Towards an integrated search engine for the Nix community

Amid cries for more and better documentation, we are lost in finding information across the myriad of disparate resources. Information is outdated, information is inaccessible to search engines, we don’t know how to find information, we forget to look for it, and so forth.

I would like to ask for thoughts and input on putting together a nix-focused search engine. (Hey maybe we can finally use that fancy semantic data in the xml documentation! [citation needed])

A stretch feature I would like is to mark outdated information, and cross-reference it to new correct information.

(Do we have any librarians?)

As usual, I don’t have time in the next weeks, but maybe over time we can pull something together…baby steps as always?

Initial ideas for data sources that would need to be ingested:

  • nix, nixos, nixpkgs, nixops manuals

  • nix pills

  • the old and new wiki, and …all the other variations

  • I think I saw some manual pages that weren’t part of the main manual pages

  • somehow index nixcon talks, at least transcripts

  • irc logs

  • old and new and idk mailing lists

  • discourse

  • all the codebases; nix, nixpkgs, etc

  • all the github issues and stuff

  • third party blog posts

  • all commit messages

  • as a bonus, maybe the arch and gentoo wikis and such? :stuck_out_tongue:

Hark, hark! Now seeking writers of search engines, all manners of scrapers, and soforth.

2 Likes

We’d probably want to explicitly mark information from these sort of sources as “not NixOS-specific”, to warn people of that whatever information is specified there is strictly advisory and may not always apply to NixOS.

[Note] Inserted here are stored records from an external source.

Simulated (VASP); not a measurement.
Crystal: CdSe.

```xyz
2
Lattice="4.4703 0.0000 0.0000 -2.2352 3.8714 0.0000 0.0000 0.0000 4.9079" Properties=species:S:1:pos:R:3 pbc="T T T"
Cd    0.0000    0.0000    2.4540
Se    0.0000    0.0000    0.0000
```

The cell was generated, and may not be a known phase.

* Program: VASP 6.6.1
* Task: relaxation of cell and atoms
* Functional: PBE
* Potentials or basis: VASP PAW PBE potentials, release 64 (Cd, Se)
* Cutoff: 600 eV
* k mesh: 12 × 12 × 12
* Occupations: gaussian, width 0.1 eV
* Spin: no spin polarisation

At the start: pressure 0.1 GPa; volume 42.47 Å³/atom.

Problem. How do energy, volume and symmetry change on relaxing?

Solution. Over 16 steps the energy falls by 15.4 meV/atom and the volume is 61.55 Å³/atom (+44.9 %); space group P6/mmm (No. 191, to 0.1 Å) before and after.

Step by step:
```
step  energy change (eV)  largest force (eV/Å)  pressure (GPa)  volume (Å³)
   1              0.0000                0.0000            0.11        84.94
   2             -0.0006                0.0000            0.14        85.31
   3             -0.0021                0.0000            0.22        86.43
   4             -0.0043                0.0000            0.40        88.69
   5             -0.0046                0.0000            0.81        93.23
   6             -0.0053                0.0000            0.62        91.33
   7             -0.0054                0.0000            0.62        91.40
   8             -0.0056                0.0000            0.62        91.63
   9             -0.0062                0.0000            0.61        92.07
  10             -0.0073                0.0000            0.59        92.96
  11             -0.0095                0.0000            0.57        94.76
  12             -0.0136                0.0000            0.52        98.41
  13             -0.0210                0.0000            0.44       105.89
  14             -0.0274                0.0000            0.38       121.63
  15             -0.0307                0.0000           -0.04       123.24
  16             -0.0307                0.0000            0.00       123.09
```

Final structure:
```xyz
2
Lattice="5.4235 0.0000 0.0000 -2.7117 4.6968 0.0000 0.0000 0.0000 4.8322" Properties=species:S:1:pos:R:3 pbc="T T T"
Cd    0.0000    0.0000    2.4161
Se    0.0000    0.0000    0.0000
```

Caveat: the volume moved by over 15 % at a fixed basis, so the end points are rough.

On a small sidenote, discourse suggested Handy scripts for fuzzy searching nixpkgs and nixos-options to me.

2 Likes

I would be more than happy to polish those scripts up a bit more for a contribution to the repo.
I’ve continued tweaking them here and there over the months. I’ve gotten them to open source files, open a shell, or install into a user’s environment. I also added home-manager integration.

Admittingly in their current state they’re aimed at personal use and I expected folks to tweak them to their needs; but with a bit of work they could be repackaged for anybody to pick up and use out of the box.

A first step would be a direct link to nixos-unstable doc on the website, without having to go through hydra maze.

NB: out of scope but I would love for nix search to finally find something xD

If nix search doesn’t work for you, take a look at https://github.com/LnL7/nix-darwin/issues/140.

was more thinking in general, unfree, nested packages (haskell/lua etc)

It happened twice to me that a PR was kept back because it broke something else and somebody just pushed the fix in a separate commit to the master because he didn’t know that a) a PR already exists b) the fix breaks other things.

Because of this I was thinking about some kind of web service which collects informations like github issues, states, docs, etc. and shows informations about package states, open issues for the package, etc. Maybe a service that crawls issues, manuals and xml docs could also connect and prettyprint such informations useful to contributors.

I would love to create such a crawler service but I’m mainly a system/network engineer and my coding knowledge is very limited…

2 Likes

you are previous me! I wanted this as well.

But then it grokked me: why should this be specific for Nix? Put any topic instead of Nix… and it turns out that Google is best approach for searching any topic, including Nix.

Just make everything indexed by Google. Or do you want to build own mini-google for Nix topic?

The “catalog”-style knowledge isn’t easy to maintain, you can make it usable (Nix docs, nixos.wiki), but never ideal.

A question back to you: which queries should this tool answer best?

But then it grokked me: why should this be specific for Nix? Put any topic instead of Nix… and it turns out that Google is best approach for searching any topic, including Nix.

Well, for Nix we can reasonably estimate the reliability of sources; Google is usually worse than topic-specific ordering of sources.